Yes, there are custom or specialty gear mfg companies around. My first salaried job at IH's FARMALL PLANT was a production schedulers job in a gear machining dept. My dept did special secondary machining to gears, gear "Shaving", chamfered gear tooth edges to ease engagement, milling oil grooves in faces of gears, drilling oil holes. Plus I had 2 guys on 1st shift and 2 more on 2nd shift that ran a Leihbehr Hob and Red Ring gear shaver cell, each guy ran a hob and a shaver. My job was to chase enough machined gear blanks out of other departments to keep these 4 guys busy. It was piecework, their pay was directly tied to how many pieces of each gear they got off each machine. They were 4 of the highest paid guys in the whole shop. The FARMALL PLANT was reported to be the largest gear machining plant in the country, they made bull gears and the matching pinions, all the speed and range transmission gears, and gears for other IH plants like I.H. East Moline combine plant, IH Geelong, Australia, they built lots of ag tractors there. Eventually IH Louisville tooled up to machine the gear blank forgings they made for FARMALL, and we started getting ready to assemble gears and shafts daily from LVL.

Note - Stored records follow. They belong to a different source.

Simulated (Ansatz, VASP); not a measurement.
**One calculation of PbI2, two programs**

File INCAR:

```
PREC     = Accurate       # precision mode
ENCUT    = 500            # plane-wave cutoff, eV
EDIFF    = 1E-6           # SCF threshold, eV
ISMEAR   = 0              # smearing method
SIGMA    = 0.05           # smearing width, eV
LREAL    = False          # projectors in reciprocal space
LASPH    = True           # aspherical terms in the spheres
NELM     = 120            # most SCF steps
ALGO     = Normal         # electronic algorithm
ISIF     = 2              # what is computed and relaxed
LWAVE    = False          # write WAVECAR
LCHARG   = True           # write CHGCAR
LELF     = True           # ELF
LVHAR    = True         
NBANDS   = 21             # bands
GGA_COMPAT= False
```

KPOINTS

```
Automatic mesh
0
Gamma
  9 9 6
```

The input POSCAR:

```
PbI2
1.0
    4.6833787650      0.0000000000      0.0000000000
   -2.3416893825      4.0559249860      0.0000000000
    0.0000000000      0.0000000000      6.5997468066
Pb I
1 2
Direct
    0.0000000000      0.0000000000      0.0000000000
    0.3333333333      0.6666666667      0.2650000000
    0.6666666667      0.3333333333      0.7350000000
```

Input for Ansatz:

There are lots of companies that make custom gears. An internet search will show hundreds, probably thousands of companies. The creeper gears are really simple in design. I suspect they are machined out of barstock, not a forging or a casting. At a company I worked at after FARMALL, WE had outsourced machining on very large cast steel gear blanks making them into a herringbone style gear, gear teeth in a "V" across the surface of the gear, and it's matching drive pinion. The shop was ASTRON GEAR in Chicago, Illinois. Very good shop, but there's many others. That was 25, almost 30 years ago, they "Might" still be in business.
A other possibility is I'm pretty sure then creeper drive uses straight cut spur gears. Lots of tool & die shops have Mitsubishi Wire EDM machines, Electric Discharge Machining, a very precise method, great accuracy, able to cut hardened steels without effecting the heat treatment. EDM isn't cheap but straight cut spur gears can be cut in "stacks" reducing time and therefore cost. I think the "as cut" surface finish is good enough to run.
We had a row of about a dozen Barber-Coleman hobs of different sizes that cut teeth on gear blanks made by IHC West Pullman PLANT, they were pump gears used in engine oil pumps, hydraulic oil pumps, and lube oil pumps for transmissions. 2-3 guys ran ALL those hobs, think they ran 2 shifts.
If you can get hold of an underdrive with good gears and create a drawing of the gears, diameter, width, center bore diameter, keyway width & depth, all those can be measured off a good used gear, but things like "Pressure Angle", "pitch diameter" and specs for proper involute tooth profile, that's what the gear shavers created on the teeth, in the case of the creeper, the involute helps hold the creeper stay engaged in gear.
I don't know how hard it would be to find a Danco creeper drive blue print, but ALL those specs would be on a print. OR, Julian Stahl at Midwest SuperCub could probably tell you, he makes various sizes of primary reduction gears for gear drive Cubbies.